Build a Search and Recommendation Engine
Instructions
In this lab, you will build the core components of a product search and recommendation system from scratch in TypeScript. This is the exact system you would design in a "Design product search for e-commerce" interview question -- but here you implement it.
Architecture Overview
Documents (product catalog)
↓
Tokenizer (lowercase, stop-words, stemming)
↓
Inverted Index (term → posting lists with TF)
↓
BM25 Scorer (rank by relevance)
↓
Search Results
User Interaction History
↓
┌────────────────────┬────────────────────┐
│ Collaborative │ Content-Based │
│ Filter │ Filter │
│ (cosine similarity │ (feature vectors) │
│ on user ratings) │ │
└────────┬───────────┴─────────┬──────────┘
│ │
▼ ▼
Hybrid Recommender (blend + cold-start)
↓
Recommendations
Step-by-Step Guide
FILE 1: Tokenizer (src/search/tokenizer.ts)
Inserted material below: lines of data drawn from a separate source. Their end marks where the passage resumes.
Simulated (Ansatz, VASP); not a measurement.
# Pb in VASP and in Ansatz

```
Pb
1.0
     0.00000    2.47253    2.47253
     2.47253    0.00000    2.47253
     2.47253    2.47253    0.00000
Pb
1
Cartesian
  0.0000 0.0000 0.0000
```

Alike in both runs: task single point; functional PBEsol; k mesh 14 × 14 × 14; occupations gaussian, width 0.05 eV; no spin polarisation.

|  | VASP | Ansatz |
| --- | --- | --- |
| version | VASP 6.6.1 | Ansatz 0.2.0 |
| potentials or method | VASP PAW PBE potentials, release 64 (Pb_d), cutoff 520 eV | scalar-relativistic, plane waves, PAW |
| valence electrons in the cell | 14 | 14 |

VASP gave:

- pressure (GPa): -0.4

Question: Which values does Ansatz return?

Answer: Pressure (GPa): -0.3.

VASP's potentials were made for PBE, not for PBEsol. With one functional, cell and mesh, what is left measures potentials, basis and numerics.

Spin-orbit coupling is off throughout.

Build a text tokenizer that prepares raw text for indexing. Your tokenizer should:
- Convert text to lowercase
- Split on non-alphanumeric characters (whitespace, punctuation)
- Remove English stop words (a, an, the, is, are, was, were, in, on, at, to, for, of, and, or, but, not, with, this, that, it, be, have, do, will, can, etc.)
- Apply a simple suffix-stripping stemmer that handles common English suffixes:
- "ing" -> remove (e.g., "running" -> "runn")
- "ed" -> remove (e.g., "played" -> "play")
- "s" at the end -> remove (e.g., "shoes" -> "shoe")
- "ly" -> remove (e.g., "quickly" -> "quick")
- Only strip if the remaining stem is at least 3 characters
Export a tokenize(text: string): string[] function.
FILE 2: Inverted Index (src/search/inverted-index.ts)
Build an inverted index that maps terms to posting lists. Your index should:
- Accept documents via
addDocument(docId: string, text: string) - Tokenize the text using your tokenizer
- Build posting lists where each entry contains
{ docId, termFrequency } - Track document lengths (number of tokens per document) for BM25
- Track the total number of documents and the average document length
- Provide
getPostings(term: string): PostingEntry[]to retrieve the posting list for a term - Provide
getDocLength(docId: string): numberandgetAvgDocLength(): number
FILE 3: BM25 Scorer (src/search/bm25-scorer.ts)
Implement the BM25 ranking algorithm. Your scorer should:
- Accept the inverted index as a dependency
- Use standard parameters: k1 = 1.2, b = 0.75
- Implement
score(query: string, docId: string): numberthat computes the BM25 score - Implement
search(query: string, topK?: number): SearchResult[]that returns the top-K documents ranked by BM25 score - Use the correct BM25 formula:
- IDF(t) = log((N - df + 0.5) / (df + 0.5) + 1)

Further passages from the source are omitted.